Regular readers will by now know my frustration with the failure of the school system to adequately teach financial and people skills.
These two areas are possibly the most important needs in one's life. Never in my 70 years has the need for good financial skills been more important than now.
The jump in land and house prices has been large and affordability has been placed under huge pressure.
Compounding and discounting are two fundamental skills you must have if you are making large financial decisions.
With inflation eating away at our money, a dollar today will not be worth a dollar tomorrow.
In basic terms, compounding is money growing on itself while discounting is the present value of a future lump sum.
In the 1980s and 90s, loans were granted on a 20-year term basis. With land and house prices much higher, these have been stretched to 30 years to enable affordability. The annual payments will be much less across 30 years but the total amount paid will be much greater.
For every million dollars borrowed at 6 per cent you will pay $87,200 of principal and interest annually across 20 years and $77,600 each year for 30 years. At the end of the 20-year term, the total cost will be $1,744,000 and $2,328,000 for 30 years.
With capital growth on your land at 6pc, the interest rate is cancelling out the growth. Across 30 years, the interest bill is nearly 1.5 times the principal amount borrowed.
I can recall when I returned to the family farm in 1982, we did our budgets for Australian Standard White wheat at $150 a tonne. Now it would be $320/t. This represents an annual average of 1.8pc compound growth across the 42 years - well short of inflation.
My local hamburger shop charged 1 shilling in old currency or 10 cents for a plain hamburger in 1957 when the shop opened. Last year it cost $10 for the same item - a 100-fold increase or 7.1pc average annual increase across 67 years.
With many young wage earner couples not buying their first home until they are in their 30s, they could find themselves paying off their home right up to the point of their retirement. With past and current superannuation contributions falling short of requirement, still having a mortgage at retirement is not a savoury thought.
Discounting is just as important to understand as compounding.

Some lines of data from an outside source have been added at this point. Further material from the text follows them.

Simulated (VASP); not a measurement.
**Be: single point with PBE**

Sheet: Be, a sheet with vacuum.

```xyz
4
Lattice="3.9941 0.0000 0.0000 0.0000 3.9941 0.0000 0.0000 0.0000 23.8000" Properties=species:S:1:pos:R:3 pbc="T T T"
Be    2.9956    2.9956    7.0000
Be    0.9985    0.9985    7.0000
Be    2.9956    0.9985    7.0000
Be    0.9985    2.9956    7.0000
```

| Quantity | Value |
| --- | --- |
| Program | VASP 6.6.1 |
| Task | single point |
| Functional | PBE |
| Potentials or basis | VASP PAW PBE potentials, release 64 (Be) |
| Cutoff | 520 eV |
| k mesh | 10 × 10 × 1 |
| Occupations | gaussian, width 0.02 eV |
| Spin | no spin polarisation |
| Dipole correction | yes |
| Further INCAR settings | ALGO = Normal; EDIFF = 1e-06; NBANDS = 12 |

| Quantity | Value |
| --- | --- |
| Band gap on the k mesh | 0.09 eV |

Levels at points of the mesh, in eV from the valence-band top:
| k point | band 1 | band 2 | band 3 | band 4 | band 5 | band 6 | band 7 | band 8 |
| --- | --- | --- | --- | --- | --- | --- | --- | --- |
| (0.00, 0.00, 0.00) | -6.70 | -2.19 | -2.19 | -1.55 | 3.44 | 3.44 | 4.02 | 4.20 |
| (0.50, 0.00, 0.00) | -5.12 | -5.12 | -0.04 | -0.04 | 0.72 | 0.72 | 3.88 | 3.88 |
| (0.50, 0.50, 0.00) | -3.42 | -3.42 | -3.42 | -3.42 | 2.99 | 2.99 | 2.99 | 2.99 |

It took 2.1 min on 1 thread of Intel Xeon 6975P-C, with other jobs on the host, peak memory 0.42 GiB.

For projects that will not return income for some time, you need to discount future income and expenses back to a current day value so you can make a sound judgement. If inflation is running at 4pc, $1 million will only have a purchasing power of $675,000 in 10 years' time.
With larger long-term projects, future lump sums need to be discounted at much higher rates, not only to account for inflation but also higher risk. No one really knows what the future will hold but history tells us nothing stays the same. Everything fluctuates with supply and demand.
Let us look at a farmer with assets worth $25m and the land component of $20m. Compounding the land at 6pc per annum and being a very good farmer, a trading return on assets of 9pc, which are retained and keep growing at the same rate, their business potentially could be worth $300m dollars in 20 years' time.
Naturally some of the profit will need to be spent on various things along the way but $250m of total assets in 2044 is a real possibility.
This is not a field for the financially illiterate.